The Point: Rebellion and Resistance in Boston Public Housing

Episode Three: “Rent Strike”

Alejandro Ramirez, Conor Gillies, and Rehanna Fernandes Nuñez.

A store on Blue Hill Avenue in Roxbury burned during unrest after the killing of Martin Luther King Jr. (Boston Globe)

Theme music: “Bella Ciao” by Marisa Anderson

Tenant 1: See what types of resources we have in Columbia Point. None! We have none, and that’s what we’re asking for.

Tenant 2: 5,000 people. With nothing to take care of them, y’know. Nothing.

From Jacobin Magazine, this is People’s History.

Tenant 3: People from the inside experienced Love, Tenacity, Willpower.

You’re listening to our first six-episode season, called The Point: Rebellion and Resistance in Boston Public Housing.

Tenant 5: The Point was not valued like it is today, in terms of being a piece of property.

Tenant 6: They’re like we want this property, we want people gone.

Tenant 7: Splitting families, c’mon now! That’s wrong!

Tenant 8: This is real intimidation. This is honest to goodness… this is life or death, here.

Tenant 9: The police invaded Columbia Point, so the men picked up their arms.

I’m Alejandro Ramirez, this time reporting with my co-producers Conor Gillies and Rehanna Fernandes Nuñez. This is Episode Three: Rent Strike.

[sound of fire and sirens]

Detroit resident 1, 1967: Now let’s get with it. This is going to happen all over America. It’s going to be a hot world, not a hot summer. It’s a hot world! But brother, America better wake up to this. ’Cause if they don’t, we’re going to burn down America. Or they’re going to kill 22 million negroes.

Alejandro: By 1967, the US Government was working hard to contain unrest across Northern cities.

Lyndon Johnson, after the Detroit rebellion: We will not tolerate lawlessness. We will not endure violence. This nation will do whatever it is necessary to do, to suppress and to punish those who engage in it.

In Boston it was a turbulent year, marked by an uprising at the Grove Hall welfare office. It was also an election season.

Kevin White: All of us here tonight to pay tribute to one of the greatest Americans, Doctor Martin Luther King. [applause]

Conor: Kevin White — an Irish-Catholic Democrat from Jamaica Plain — became mayor of the city, partly by positioning himself as an ally of Civil Rights. The night after Martin Luther King was assassinated, the newly-elected Mayor White urged non-violence to a TV audience, watching a James Brown concert.

Kevin White: 24 hours ago, Doctor King died. For all of us, black and white. [mixed reaction] We in Boston will honor Doctor King in peace… [applause…]

But Kevin White was talking one game and playing another. The night before in Franklin Park, black people had gathered, and police charged violently into the crowd. Donna Haskins, a Columbia Point resident, remembers the scene.

Donna: We was in Franklin Park. There used to be this gazebo. And we were all standing there. It was me, my, mom, my dad, and my sister. And all of a sudden I saw a man run on the stage, and he said “Martin Luther King has just — has just got shot.” And everybody started screaming and hollering.

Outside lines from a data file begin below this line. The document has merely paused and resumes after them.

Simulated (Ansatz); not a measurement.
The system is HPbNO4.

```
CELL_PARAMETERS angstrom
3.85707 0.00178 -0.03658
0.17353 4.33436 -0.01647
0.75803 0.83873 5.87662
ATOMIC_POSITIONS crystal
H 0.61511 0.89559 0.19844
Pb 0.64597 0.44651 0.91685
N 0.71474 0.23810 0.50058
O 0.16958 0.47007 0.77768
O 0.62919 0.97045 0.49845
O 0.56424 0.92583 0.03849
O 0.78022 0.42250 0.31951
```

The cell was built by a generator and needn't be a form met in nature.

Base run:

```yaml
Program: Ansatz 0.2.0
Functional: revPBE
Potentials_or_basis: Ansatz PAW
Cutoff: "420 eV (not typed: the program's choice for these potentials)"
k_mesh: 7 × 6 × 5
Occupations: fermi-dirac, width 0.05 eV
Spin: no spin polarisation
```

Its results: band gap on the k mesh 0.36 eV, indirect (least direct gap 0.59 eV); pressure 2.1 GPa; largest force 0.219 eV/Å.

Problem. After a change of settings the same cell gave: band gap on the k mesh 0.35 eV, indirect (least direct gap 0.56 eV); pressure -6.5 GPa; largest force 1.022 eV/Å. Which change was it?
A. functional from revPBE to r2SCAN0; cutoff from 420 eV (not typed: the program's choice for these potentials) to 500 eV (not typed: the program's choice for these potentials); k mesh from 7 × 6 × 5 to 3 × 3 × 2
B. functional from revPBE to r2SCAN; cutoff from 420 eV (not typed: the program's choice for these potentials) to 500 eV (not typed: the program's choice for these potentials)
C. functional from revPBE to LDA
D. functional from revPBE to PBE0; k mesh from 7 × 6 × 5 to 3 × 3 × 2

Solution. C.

Dorothy: Oh, it was terrible.

Donna: Panic just came over my mom and my dad, and they were saying that the police are coming down that road with horses. So we ran to the car, and I look back [crying]. I see them riding the horses, and my mom and dad put me and my sister into the car and they said, “Whatever you do, don’t look out the window.” And me, as curious as always, I get up and look out the window. I see dogs eating people. I see people getting water hosed. People screaming. I had nightmares for days. For days I had nightmares.

Archive voice: They’re fighting about King’s death!

Chuck Turner remembers.

Chuck Turner: There were skirmishes with the police and businesses were attacked. And there was just a sense of disillusionment and anger.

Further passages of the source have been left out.